What’s Wrong with Comfort?

This essay gives my belated response to my friend’s ten-year-old daughter who must have turned eleven by now. When mother and daughter visited us in Tasmania last year, my husband and I were planning to move back to Perth. Of the few travel options, we had once toyed with the idea of driving, and even took the trouble of placing an order for a seven-seater so we could make a car journey with our three dogs. We were, of course, aware of the challenges of crossing Tasman Sea and covering a distance of over four thousand kilometres. A long car journey with three domesticated animals that are used to indoor living wouldn’t be easy. The thought of finding accommodations that are pet-friendly made one’s head spin. Most important of all, we were not even sure if we would enjoy the trip. I laid out our plans anyway, and they listened with interest. If my friend had said anything, I can’t say I remember. It was her daughter who asked whether there was any alternative way. We told her that both our dogs and we could choose to fly, though not necessarily on the same flight. She then phrased a question which was essentially her contention that flying was a better choice. She asked us ‘What’s wrong with comfort?’. At that time, it sounded more like an exclamation than a question. She was spot on. Although we did not further discuss the matter, we almost immediately abandoned the idea of driving across the deserts. Looking back, I think we had made a right decision since a road trip involved too many steps, and hence more risks. I can’t be sure if we would have acted differently if we did not have to travel with our dogs. Nevertheless, her question stuck in my mind, and here I attempt to explore it in a more philosophical manner.

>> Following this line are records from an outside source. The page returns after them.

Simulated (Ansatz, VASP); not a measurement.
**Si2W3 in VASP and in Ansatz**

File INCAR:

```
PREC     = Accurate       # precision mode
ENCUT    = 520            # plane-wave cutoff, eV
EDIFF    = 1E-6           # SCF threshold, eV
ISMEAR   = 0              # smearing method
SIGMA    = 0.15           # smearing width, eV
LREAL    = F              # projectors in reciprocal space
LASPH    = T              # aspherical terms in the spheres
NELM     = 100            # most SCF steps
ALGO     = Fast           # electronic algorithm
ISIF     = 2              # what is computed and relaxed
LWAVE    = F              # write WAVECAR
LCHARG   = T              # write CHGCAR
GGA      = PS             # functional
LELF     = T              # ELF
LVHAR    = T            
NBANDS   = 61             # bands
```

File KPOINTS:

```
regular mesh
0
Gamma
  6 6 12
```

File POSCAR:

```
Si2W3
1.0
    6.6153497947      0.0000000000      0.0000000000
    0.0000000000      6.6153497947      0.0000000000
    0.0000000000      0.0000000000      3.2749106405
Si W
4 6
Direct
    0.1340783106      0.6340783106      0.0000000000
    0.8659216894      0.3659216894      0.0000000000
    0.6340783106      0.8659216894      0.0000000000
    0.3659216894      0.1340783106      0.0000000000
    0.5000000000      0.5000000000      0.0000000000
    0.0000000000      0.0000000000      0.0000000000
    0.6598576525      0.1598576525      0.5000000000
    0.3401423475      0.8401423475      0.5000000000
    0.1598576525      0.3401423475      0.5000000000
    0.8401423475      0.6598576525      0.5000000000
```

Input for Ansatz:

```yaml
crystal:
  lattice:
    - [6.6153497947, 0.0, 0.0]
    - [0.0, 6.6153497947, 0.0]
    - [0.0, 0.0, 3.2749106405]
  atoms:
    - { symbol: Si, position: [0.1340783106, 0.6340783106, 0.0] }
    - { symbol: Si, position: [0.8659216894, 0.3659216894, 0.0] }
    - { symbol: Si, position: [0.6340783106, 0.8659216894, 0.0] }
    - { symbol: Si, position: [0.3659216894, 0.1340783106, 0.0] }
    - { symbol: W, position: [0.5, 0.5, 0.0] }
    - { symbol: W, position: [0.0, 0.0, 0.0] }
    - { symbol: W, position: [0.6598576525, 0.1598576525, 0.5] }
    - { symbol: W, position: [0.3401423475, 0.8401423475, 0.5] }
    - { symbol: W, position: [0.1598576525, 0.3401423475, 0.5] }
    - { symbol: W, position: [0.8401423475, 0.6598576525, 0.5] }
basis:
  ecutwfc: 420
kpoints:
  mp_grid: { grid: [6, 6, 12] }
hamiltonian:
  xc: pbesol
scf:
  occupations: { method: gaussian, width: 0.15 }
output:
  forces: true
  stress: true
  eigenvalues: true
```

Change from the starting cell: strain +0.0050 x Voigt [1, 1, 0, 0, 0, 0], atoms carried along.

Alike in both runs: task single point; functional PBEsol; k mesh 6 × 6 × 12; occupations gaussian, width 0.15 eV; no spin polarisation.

So, without referring to a particular context, can there be anything wrong with comfort? If so, what can possibly be wrong with it? We all like to have a small comfort such as a cuppa or a glass of wine, a spa or a massage, a shopping spree or a short trip as a reward for our hard work. It is only natural to have some comfort food at the end of a long day. It helps relieve us from our everyday stress. Knowing that a few comforts are in wait for us when we finish our job keeps us going. If we see work as negative and comfort as positive, then a state of balance will be achieved when the two are put together. Even if we do not achieve happiness, we should at least feel contented. But what happens when we have too many comforts and too much non-work time? Will there be an imbalance in life? For me, there are three drawbacks, all of which lead to the same direction—unhappiness.

Imagine living in luxury without the burden of work. It sounds like a dream come true. All day long, you can do whatever you like as long as it is not work, whether it is paid or unpaid. We need not worry about household chores such as cooking and gardening. I am sure most of us will enjoy our first week, and even the first few months. It is like you are on holiday, one that never ends. Those who have had long holidays before will perhaps recall how excited you were at the beginning when experiences were new and places of visit were exotic. But as your holiday continued, you might find it difficult to get the same level of satisfaction. It would be difficult not to feel bored at times. This is exactly what I anticipate: a life with no work commitments but only comforts is sheer boredom. A life with no purpose will drive most people crazy.

It is not an exaggeration to say that a person who only experiences comforts and no hardships in life is most unfeeling towards other people’s needs. We cannot really blame someone for not feeling for others if she is constantly surrounded by conveniences and good fortune. By the same logic, I do not think a person living in poverty will find solace in talking to a billionaire. How can you make someone who has a lot of money understand its value? When the world is made up of a majority who enjoy comforts only once in a while, I feel sorry for the so-called fortunate few whose abundance would bring them a life of alienation and loneliness. Why do I say so? I think most people don’t have much imagination when it comes to things they do not have any experience with. A lack of discomfort in life makes it difficult for someone to wonder what it’s like to drag her feet in the cold, rainy weather, or labour in hunger, or pray for bodily pain to subside. To experience discomfort is to experience real life, the life of most, if not all people, and thus humanity.

The third drawback of having only comfort in life perhaps only applies to people like me who expresses herself by means of letters, art, or music. As a writer, I can, of course, write to glorify life, but no great works are about happiness in life and nothing else. I would very much hope you can shed some light on this if you happen to know any such work. Looking back at my own writings, they all took place when I was most unhappy or anxious or upset with life. When I am happy and feeling content, I’d rather do anything but writing. I am not saying that writers or artists just moan about life (maybe we do), but we tend to be more sensitive towards adversities in life and have the compulsion to express ourselves in hard times. To put simply, discomforts in life enhances creativity.

Having said what I want to say, I can see my eleven-year-old friend scratching her head, not understanding why she should read something like this. The writer has to be out of her mind to glorify discomfort and sufferings. Please don’t get me wrong. I am not against comfort in life. In fact, I am planning to have a small indulgence by opening a bottle of wine to go with my dinner soon. While this small comfort gives me short-term satisfaction, I also bear in mind that there is still work to do, duties to fulfill, and pain to bear in due course. A moment of enjoyment gives me temporary relief over many other things that I do not have much control. We need comfort to counterbalance the negative energies which are never short in supply. This is how I see comfort in life.